Some of us were struck at a recent local debate by the lack of questions about the issue of race.
Questions posed to 3rd Hampshire District candidates have been searching and useful in bringing out their interests and attitudes, and yet on one night there were no questions on this important social issue that continues to stand at the center of so much of our community’s life.
Is the racial climate just a question for the interests of a district’s minority population?
I don’t think so.
If you are a reader of the letters column in the Gazette, you’re likely familiar with the continual raising up of Black Lives Matter, and bullying, and the Confederate battle flag, and America’s world leadership in prison incarceration. Though many of us have followed the issues of legalization of marijuana and, more recently, those around opioid addiction, it has been African-Americans, Latinos and Latinas who have been disproportionately criminalized in both these cases, despite all the research showing that their use is no different than that of the majority community.
While these are issues particularly painful in the black community, they affect the larger community. Eighty years after we learned to back away from the Prohibition that criminalized the drinking of alcohol, we’re still locking up hundreds of thousands of white people over drug laws established mainly to criminalize Chinese, blacks and Latinos. The New Jim Crow has been aimed at African-Americans, but it has wreaked havoc on the white community as well.
Is there any doubt we are finally beginning to see opioid addiction as a public health issue, as they do in Europe, since it has become more visibly a white problem?
What has this to do with the election of a state representative in the 3rd Hampshire District?
Massachusetts is the state whose legislature, four years back, created a “three strikes” law, one of the great motors of America’s mass incarceration, the same year California’s voters were beginning to back away from their original three strikes law, as a concept that has largely failed to do what was intended.
And what about bullying in our schools? Hasn’t this been a painful racial issue as long as it has been one of gender orientation? Doesn’t it continue to be?
The issue of immigration was raised by one of the candidates one night, without any reference to race, and surely that was in order to avoid inflaming an already troubling situation. But isn’t race the heart of our immigration controversy? It isn’t fear of the large number of undocumented Irish in Massachusetts that animates the politics of our immigration concerns.

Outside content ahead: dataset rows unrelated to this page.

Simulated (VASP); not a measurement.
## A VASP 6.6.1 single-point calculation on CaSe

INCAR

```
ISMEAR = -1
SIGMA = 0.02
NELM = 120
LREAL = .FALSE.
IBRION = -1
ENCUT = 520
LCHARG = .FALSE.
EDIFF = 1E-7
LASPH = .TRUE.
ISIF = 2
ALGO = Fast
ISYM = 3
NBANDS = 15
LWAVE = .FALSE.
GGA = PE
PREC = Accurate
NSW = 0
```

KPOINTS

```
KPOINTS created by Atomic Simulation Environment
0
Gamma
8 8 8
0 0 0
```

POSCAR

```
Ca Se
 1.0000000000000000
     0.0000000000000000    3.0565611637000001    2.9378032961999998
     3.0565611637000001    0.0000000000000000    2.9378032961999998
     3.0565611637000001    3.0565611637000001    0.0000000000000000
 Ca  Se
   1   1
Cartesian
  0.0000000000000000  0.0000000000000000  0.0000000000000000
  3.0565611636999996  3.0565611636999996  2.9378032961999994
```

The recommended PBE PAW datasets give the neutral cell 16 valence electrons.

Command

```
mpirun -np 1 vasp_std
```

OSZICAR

We would much rather talk about almost any other issue than our nation’s still-virulent original fault lines of race, even though these lines run through the 3rd Hampshire District and the state.
They won’t go away until we put them away by continuing to face them publicly.
In terms of race, the 3rd Hampshire District is undoubtedly a much friendlier place to live in than some other parts of the United States, but we have not reached the colorblind Valhalla yet, despite the fact that so many here continue to work for it. The commonwealth needs representatives in its Legislature who understand social injustice and are committed to addressing it.
Many of us would like to know where our candidates stand on the state’s three strikes law, and the conversion of our criminalizing drug laws into public health initiatives.
Our social climate is as crucial to our future as our atmospheric climate. We will not make the progress we need toward a viable future without addressing both.
Gary Michael Tartakov lives in Amherst.